Surprise drop in Oz jobless rate
The Australian unemployment rate has fallen to 5.2 per cent in November, as a surprisingly strong economy added 13,900 jobs in the month.
The unemployment rate was down from 5.4 per cent from October, and well below economists' expectations of 5.5 per cent. It was the lowest jobless rate since August, according to the ABS.
The participation rate - the percentage of people either in work or looking for work - remained steady at 65.0 per cent.
Full-time employment decreased by 4200 jobs to 8.1 million, while part-time employment increased by 18,100 to 3.4 million. Total employment rose to 11.546 million, as unemployment decreased by 16,300 to 637,400.
The dollar jumped on the news, gaining about a quarter of a US cent to US$1.0478.
Labour market still 'soft'
But JPMorgan economist Tom Kennedy said the labour market was "quite soft" despite the fall in the unemployment rate, as participation remained weak.
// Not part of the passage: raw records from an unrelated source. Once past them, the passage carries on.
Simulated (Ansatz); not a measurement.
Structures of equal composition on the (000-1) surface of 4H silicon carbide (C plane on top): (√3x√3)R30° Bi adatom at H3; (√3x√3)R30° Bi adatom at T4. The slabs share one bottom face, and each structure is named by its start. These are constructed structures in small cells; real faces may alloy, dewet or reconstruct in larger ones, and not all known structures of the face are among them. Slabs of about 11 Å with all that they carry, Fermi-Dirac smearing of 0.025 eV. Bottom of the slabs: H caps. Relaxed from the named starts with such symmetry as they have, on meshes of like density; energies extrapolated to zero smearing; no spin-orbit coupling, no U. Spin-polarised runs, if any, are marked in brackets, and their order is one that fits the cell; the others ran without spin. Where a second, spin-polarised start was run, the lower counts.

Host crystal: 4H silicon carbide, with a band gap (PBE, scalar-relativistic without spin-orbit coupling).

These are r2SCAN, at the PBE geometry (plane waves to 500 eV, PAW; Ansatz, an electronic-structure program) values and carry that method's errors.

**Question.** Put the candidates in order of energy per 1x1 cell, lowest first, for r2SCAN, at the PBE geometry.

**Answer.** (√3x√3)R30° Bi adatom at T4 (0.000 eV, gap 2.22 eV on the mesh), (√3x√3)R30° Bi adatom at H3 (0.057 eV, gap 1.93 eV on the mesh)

"The reason the unemployment rate moved lower is because we had upwards revisions in the prior month for participation, and as a consequence, participation has actually decreased in this report," he said. "So effectively, there were less people looking for work in November, and because the economy added a very modest amount of jobs, that was enough to see the unemployment rate move lower.
"This is the second-weakest reading we have had since about 2007 so that's really saying that the underlying message is the labour market is quite soft."
Kennedy said he expected firms to lean more towards part-time employment in the coming months.
The increase in part-time employment reversed last month's strong growth in full-time employment. Kennedy said while this month's figures did not necessarily represent a trend, he expected firms to lean more towards part-time employment in the coming months.
"I would say that considering what is going on domestically, I would expect the composition of employment to lean more towards part-time over the coming months as firms prefer to hire part-time labour, rather than increasing their overheads dramatically by committing to full-time labour," he said.
Still case for a rate cut
RBC strategist Michael Turner said the fall in unemployment was a big shift from the rises over the past few months.
"But we see the data as still broadly pretty soft across the economy, so we still see a case for lower rates," he said.
The Reserve Bank of Australia on Tuesday cut its key cash rate by 0.25 percentage points to 3 per cent, the lowest setting in decades and matching the low hit during the peak of the global financial crisis in 2009.
Today's fall in the jobless rate comes as a surprise as several indicators have been pointing to weakness in the labour market.
ANZ's job ads series fell for an eighth month in November, and surveys of industry also point to a soft labour market. However, the Department of Employment's leading indicator of employment rose for a fifth month in December and it has a respectable track record in anticipating upturns in hiring.
The RBA expects the unemployment rate to rise only "a little further" in coming months, though many analysts see a risk it could go higher. A move towards 6 per cent would greatly add to the case for further cuts in interest rates.
The Australian economy is holding up well despite a very uncertain global environment, CommSec economist Savanth Sebastian said after the release of the jobless numbers.
"While there are a number of high profile company failures and job losses, beneath the surface small and medium-sized business are still keen to put on more staff," he said. "The anecdotal evidence is that it is hard to attract and retain staff and today's jobs figures back up these observations.
"The doomsters have got it wrong - again."